Richard Hough says that one reason for not zigzagging was that their captains thought ‘that seas a destroyer could not endure were equally impossible for a submarine.’[8] If true, this was a bad mistake, as the seas had been rough when U21 sank HMS Pathfinder and when E9 sank SMS Hela. At least one of the captains should have understood submarine operations; Captain Robert Johnson of HMS Cressy, although not a submariner, had commanded a submarine flotilla for three years before the war.[9]

Just before 6:30 am on 22 September Aboukir suffered a major explosion. Drummond assumed that she had hit a mine and signalled so to the rest of the squadron. In fact, she had been struck by a single torpedo fired by U9, commanded by Kapitänleutnant Otto Weddigen.

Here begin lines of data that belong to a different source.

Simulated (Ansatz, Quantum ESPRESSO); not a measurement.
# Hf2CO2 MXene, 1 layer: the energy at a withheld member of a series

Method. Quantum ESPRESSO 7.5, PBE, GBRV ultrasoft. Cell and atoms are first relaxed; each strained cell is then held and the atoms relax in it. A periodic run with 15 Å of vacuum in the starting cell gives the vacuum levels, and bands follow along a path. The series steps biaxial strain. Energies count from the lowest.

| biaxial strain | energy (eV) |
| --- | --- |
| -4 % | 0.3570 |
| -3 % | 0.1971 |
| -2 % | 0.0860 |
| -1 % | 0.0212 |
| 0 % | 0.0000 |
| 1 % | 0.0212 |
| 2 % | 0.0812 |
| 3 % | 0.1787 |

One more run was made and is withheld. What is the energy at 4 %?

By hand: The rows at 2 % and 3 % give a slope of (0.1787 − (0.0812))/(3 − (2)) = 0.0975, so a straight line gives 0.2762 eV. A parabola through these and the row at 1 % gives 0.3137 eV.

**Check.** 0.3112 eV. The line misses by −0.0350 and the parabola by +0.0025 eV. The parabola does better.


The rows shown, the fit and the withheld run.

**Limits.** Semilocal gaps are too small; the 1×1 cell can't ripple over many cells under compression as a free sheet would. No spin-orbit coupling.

U9 was an early German submarine, carrying only four 17.7 inch torpedo tubes and just six torpedoes. She was capable of only 8 knots submerged. On the surface her Körting paraffin engines gave off a lot of smoke and sparks and gave her a speed of only 14 knots. She could make 8 knots submerged.

Drummond soon realised that his ship had been torpedoed by a U-boat and ordered the other two cruisers away. However, Captain Wilmot Nicholson of Hogue thought that his ship would be safe if she kept to the side of Aboukir that had not been hit. Hogue stopped about a mile from Aboukir in order to launch her boats.

However, Weddigen had re-positioned his boat. At 6:55, as Aboukir sank, he fired two torpedoes into Hogue from only 300 yards away. U9’s bows rose out of the water, and Hogue fired on her, without scoring any hits. The cruiser sank within 10 minutes.

Cressy was also stationary, launching her boats. A periscope was spotted and Johnson ordered his ship to make full speed in order to ram the U-boat. At 7:20 Weddigen fired his two stern torpedoes at her; one missed and the other hit, but did not cause serious damage. He then closed to 500 yards and at 7:30 fired his last torpedo into Cressy, which sank 15 minutes later.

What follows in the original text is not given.